June 2012 | Issue 58
Background
Just Care, Inc., a South Carolina based prison healthcare services company was acquired on September 30, 2009 by GEO Care, Inc. for $40 million in cash. In January 2010, a group of Just Care shareholders filed a petition for appraisal with the Delaware Court of Chancery, claiming that the $40 million price was too low. The petitioners included the company’s CEO and CFO. They contended that the company was worth $55.2 million. The company responded that its fair value was only $33.6 million. After a trial, Vice Chancellor Parsons found the company’s value to be only $34.2 million. The petitioners went home empty-handed. All of this is described in Gearreald v. Just Care, Inc., C. A. No. 5233-VCP (Del. Ch. Apr. 30, 2012).
Dueling Experts
From the standpoint of a valuation practitioner, there were a number of interesting facets to this case. It featured dueling experts, as these cases usually do. Both experts used a discounted cash flow (DCF) approach to value, which has become pretty much the norm in Delaware appraisal cases. The experts relied on projections that had been prepared by company management. These projections contemplated the future opening of a new out-of-state health care facility in Georgia.
The petitioners’ expert incorporated the out-of-state facility’s projected revenue and cash flow into his DCF analysis. Both the respondent’s expert and the court deleted the out-of-state projections, taking a skeptical view as to whether these out-of-state revenues would be certain enough of being realized as to warrant their inclusion in the valuation of the company as of the merger date. There was doubt about whether this expansion was part of the “operative reality” of the company. The company had operated only one facility in its 11 years of existence.
The court was also troubled by the fact that the projections relied on by the experts had been prepared by management “outside of the ordinary course of business.” Before the creation of these projections, Just Care’s management had never created projections beyond the current fiscal year. These projections were made at a time when there was a possibility of an appraisal proceeding. The court concluded that these management projections were “not entitled to the same deference usually afforded to contemporaneously prepared management projections.”
Discount Rate
Both experts and the court used the Capital Asset Pricing Model (CAPM) to develop the discount rate used in their DCF analysis. The parties differed in their selection of an equity risk premium, with the petitioners’ expert selecting the “supply side” model rather than the historical model. The court opted for the supply side model, pointing out that while the Chancery Court has traditionally applied the historical equity risk premium, the academic community has in recent years “gravitated toward greater support for utilizing the supply side equity risk premium.”
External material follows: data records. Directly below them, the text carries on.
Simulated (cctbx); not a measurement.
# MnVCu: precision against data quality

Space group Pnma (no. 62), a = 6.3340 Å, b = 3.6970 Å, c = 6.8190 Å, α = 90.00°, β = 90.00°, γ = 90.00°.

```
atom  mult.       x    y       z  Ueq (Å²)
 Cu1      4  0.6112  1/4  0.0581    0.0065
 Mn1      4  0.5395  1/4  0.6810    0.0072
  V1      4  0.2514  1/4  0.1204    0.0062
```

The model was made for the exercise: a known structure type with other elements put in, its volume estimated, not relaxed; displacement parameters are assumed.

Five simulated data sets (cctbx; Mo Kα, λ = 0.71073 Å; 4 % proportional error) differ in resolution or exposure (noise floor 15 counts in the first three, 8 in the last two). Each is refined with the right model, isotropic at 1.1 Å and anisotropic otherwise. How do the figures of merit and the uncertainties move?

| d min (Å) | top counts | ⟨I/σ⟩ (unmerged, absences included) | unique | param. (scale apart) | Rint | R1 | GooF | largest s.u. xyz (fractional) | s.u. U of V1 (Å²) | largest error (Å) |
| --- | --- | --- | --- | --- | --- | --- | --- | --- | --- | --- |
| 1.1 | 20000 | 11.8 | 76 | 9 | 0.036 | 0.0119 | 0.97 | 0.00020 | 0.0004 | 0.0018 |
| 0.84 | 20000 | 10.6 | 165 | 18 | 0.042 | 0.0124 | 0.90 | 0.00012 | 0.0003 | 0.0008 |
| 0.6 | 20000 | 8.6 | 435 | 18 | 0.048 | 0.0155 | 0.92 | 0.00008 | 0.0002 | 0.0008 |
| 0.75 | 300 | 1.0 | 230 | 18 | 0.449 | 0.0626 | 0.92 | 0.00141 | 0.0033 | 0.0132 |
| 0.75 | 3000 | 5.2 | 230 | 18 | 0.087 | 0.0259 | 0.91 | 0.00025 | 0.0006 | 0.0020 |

The largest disagreement between the experts over the discount rate was on the size of the equity size premium to add to the company’s cost of equity. Petitioners’ expert applied a substantial downward adjustment to the size premium in order to eliminate the “well-documented liquidity effect” contained within it. The court rejected the adjustment, pointing out that while a liquidity discount related to the marketability of a company’s shares is prohibited, the liquidity effect the petitioners were seeking to eliminate arose in transactions between the company and its suppliers of capital. This kind of liquidity effect is part of Just Care’s value as a going concern and should be considered in the valuation.
Conclusion
After dealing with the matters discussed above, and a few other less significant differences between the experts, such as choice of beta, and capital structure, the court applied its selected inputs to the DCF model, producing a value conclusion of $34,244,570. The value conclusion was based solely on the DCF analysis.